Exodus Foundation’s literacy centres are making a difference for every child.

In the 1990s, the Rev. Bill Crews grew frustrated at picking up homeless kids and having nowhere to send them for schooling.

In its early days, the Exodus Foundation at Ashfield was caring for up to 50 kids a night and their futures sat heavily on his mind.

“The average age of these kids would be somewhere around 13 or 14,” he told Insights.

“We would house them and look after them but I found that it was often impossible to get them back to school. We’d get them all scrubbed up and ready and drop them off but within hours found they were back with us because they simply didn’t fit into the school system.”

Instead of giving up on the system, he decided to build his own.

This year the Exodus Literacy Tuition Centres (situated in Sydney’s Ashfield and Redfern as well as in four Darwin areas) celebrated the graduation of their 1,500th child.

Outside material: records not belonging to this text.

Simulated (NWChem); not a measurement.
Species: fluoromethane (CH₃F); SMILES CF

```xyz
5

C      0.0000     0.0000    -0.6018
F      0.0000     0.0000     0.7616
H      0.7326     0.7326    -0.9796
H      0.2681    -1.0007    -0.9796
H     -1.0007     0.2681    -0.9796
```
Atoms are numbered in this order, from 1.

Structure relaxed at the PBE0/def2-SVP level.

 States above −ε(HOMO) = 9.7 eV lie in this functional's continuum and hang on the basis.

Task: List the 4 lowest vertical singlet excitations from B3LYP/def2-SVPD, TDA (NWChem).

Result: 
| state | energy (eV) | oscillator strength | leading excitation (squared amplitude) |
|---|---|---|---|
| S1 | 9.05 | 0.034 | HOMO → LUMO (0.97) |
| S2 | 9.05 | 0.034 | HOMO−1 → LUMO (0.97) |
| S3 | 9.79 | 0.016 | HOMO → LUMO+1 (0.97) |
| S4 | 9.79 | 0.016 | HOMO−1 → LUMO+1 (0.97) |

It has cost $20 million so far to but they estimate a saving of around $550 million to society from decreased welfare dependence and prison time.

The journey began with Mr Crews’ search for an education program that could prove its benefit in statistics. At Macquarie University’s School of Special Education he found exactly what he was looking for — even though the program devised by Professor Kevin Wheldall was not in the form he anticipated.

The program wasn’t the school for homeless kids he’d originally envisioned but rather a method of preventing homelessness.

Mr Crews determined to take the poorest, most disadvantaged kids from disadvantaged schools, kids who were behind in their schoolwork, and offer them a reason to stay.

According to Glenys O’Riley, Exodus Foundation’s National Education Manager, teaching behaviours that are conducive to good learning can be just as important as the lessons on literacy skills like fluency, spelling, reading and grammar.

“Teachers here pass on skills like having the courage to handle making mistakes,” she said.

“When the kids come in — especially the older ones — they are experts at avoiding tasks. Using positive teaching, we shape positive methods for learning.”

Children receive encouragement for literacy progression and achievement and also for mastering good learning behaviours such as paying attention, listening and folding arms.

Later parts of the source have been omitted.